In this section, we'll compare the LSTM's performance with CRF model which is imported from `TorchCRF` library. Both models use the same dataset. Their accuracy and recall will be compared



In [19]:
pip install -U pytorch-crf

Note: you may need to restart the kernel to use updated packages.



[notice] A new release of pip is available: 24.0 -> 24.2
[notice] To update, run: python.exe -m pip install --upgrade pip


In [20]:
import torch
import torch.nn as nn
import torch.optim as optim
from TorchCRF import CRF

class CRFModel(nn.Module):
    def __init__(self, input_size, num_tags):
        super(CRFModel, self).__init__()
        self.hidden2tag = nn.Linear(input_size, num_tags)
        self.crf = CRF(num_tags)

    def forward(self, x, mask=None):
        emissions = self.hidden2tag(x)
        return emissions, mask 

    def compute_loss(self, emissions, tags, mask):
        log_likelihood = self.crf(emissions, tags, mask=mask)
        return -log_likelihood 

    def predict(self, emissions, mask=None):
        return self.crf.decode(emissions, mask=mask)
    
    def predict(self, emissions, mask=None):
        return self.crf.viterbi_decode(emissions, mask=mask)


In [29]:

crf_model = CRFModel(input_size, num_classes)
optimizer = optim.Adam(crf_model.parameters(), lr=0.0002)
num_epochs = 10
tol = 1e-5

def create_mask(y_train, pad_token):
    mask = (y_train != pad_token).float()
    return mask.bool()

for epoch in range(num_epochs):
    total_loss = 0
    for i, (x_seq, y_true) in enumerate(zip(X_train, y_train)):
        x_tensor = torch.tensor(x_seq, dtype=torch.float32).unsqueeze(0).transpose(0, 1) 
        y_true_tensor = torch.tensor(y_true, dtype=torch.long).unsqueeze(0).transpose(0, 1)  
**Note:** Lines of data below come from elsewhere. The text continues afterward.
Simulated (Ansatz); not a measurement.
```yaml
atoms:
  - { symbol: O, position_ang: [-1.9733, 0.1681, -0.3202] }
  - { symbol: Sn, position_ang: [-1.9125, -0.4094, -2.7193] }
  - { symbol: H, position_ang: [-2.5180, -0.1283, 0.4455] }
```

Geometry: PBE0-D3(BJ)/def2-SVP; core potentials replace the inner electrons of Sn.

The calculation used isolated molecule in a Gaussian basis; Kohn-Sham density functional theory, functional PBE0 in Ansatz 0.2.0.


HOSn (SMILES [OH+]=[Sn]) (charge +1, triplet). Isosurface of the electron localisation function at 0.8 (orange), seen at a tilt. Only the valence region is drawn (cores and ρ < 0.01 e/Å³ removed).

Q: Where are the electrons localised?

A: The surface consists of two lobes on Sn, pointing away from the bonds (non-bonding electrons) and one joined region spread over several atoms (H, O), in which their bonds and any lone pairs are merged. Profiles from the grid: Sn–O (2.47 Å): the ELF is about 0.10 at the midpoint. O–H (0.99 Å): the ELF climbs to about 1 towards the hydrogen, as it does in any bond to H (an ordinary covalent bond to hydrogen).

        if y_true_tensor[0] == 3:
            continue
        mask = create_mask(y_true_tensor, pad_token=3)
        emissions, mask = crf_model.forward(x_tensor, mask)
        
        loss = crf_model.compute_loss(emissions, y_true_tensor, mask)
        loss = loss.sum()
        total_loss += loss

        if total_loss / len(X_train) < tol:
            break
        
        optimizer.zero_grad()
        loss.backward()
        optimizer.step()
    
    if total_loss / len(X_train) < tol:
        print(f"Model converged at epoch: {epoch+1}. Stopping...")
        break

    print(f'Epoch {epoch+1}, Loss: {total_loss / len(X_train)}')


Epoch 1, Loss: 11.800827980041504
Epoch 2, Loss: 3.4341866970062256
Epoch 3, Loss: 1.8012597560882568
Epoch 4, Loss: 1.1985108852386475
Epoch 5, Loss: 0.895520806312561
Epoch 6, Loss: 0.7155444025993347
Epoch 7, Loss: 0.5968331694602966
Epoch 8, Loss: 0.5126206874847412
Epoch 9, Loss: 0.4495418071746826
Epoch 10, Loss: 0.4002172350883484


In [75]:
import torch
import numpy as np
from sklearn.metrics import accuracy_score, recall_score


crf_model.eval()

X_test_tensor = torch.tensor(X_test, dtype=torch.float32)  
y_test_tensor = torch.tensor(y_test, dtype=torch.long)  
mask_test = create_mask(y_test_tensor, pad_token=3)


all_predictions = []
all_true_labels = []


with torch.no_grad():
    for x_seq, y_true in zip(X_test_tensor, y_test_tensor):
        x_tensor = x_seq.unsqueeze(0).transpose(0, 1)  
        y_true_tensor = y_true.unsqueeze(0).transpose(0, 1) 

        mask = create_mask(y_true_tensor, pad_token=3)
        emissions, _ = crf_model.forward(x_tensor)


        predictions = crf_model.predict(emissions, mask)

        all_predictions.extend(predictions)
        all_true_labels.extend(y_true_tensor.numpy().flatten()) 


y_pred_flat = np.concatenate(all_predictions)
y_true_flat = np.array(all_true_labels)

accuracy = accuracy_score(y_true_flat, y_pred_flat)
recall = recall_score(y_true_flat, y_pred_flat, average='weighted')  

print(f'Accuracy: {accuracy:.4f}')
print(f'Recall: {recall:.4f}')


Accuracy: 0.9753
Recall: 0.9753


### E. Results and Discussion

Both RNN + LSTM and CRF models used the same testing set and learning rate (0.0002). CRF was implemented using TorchCRF library. As shown from the results the RNN + LSTM had an accuracy almost on par with the CRF with 97.06% accuracy while CRF had 97.53%. The RNN + LSTM was able to have worse recall of 0.6490 which is significantly lower than CRF's recall of 0.9753. The RNN + LSTM, however, seem to converge faster reaching 0.00103 at the 10th epoch while CRF only reaching 0.4002. The NER labels of train and testing sets are stored in the ner_json.txt and test_ner_json.txt files, respectively.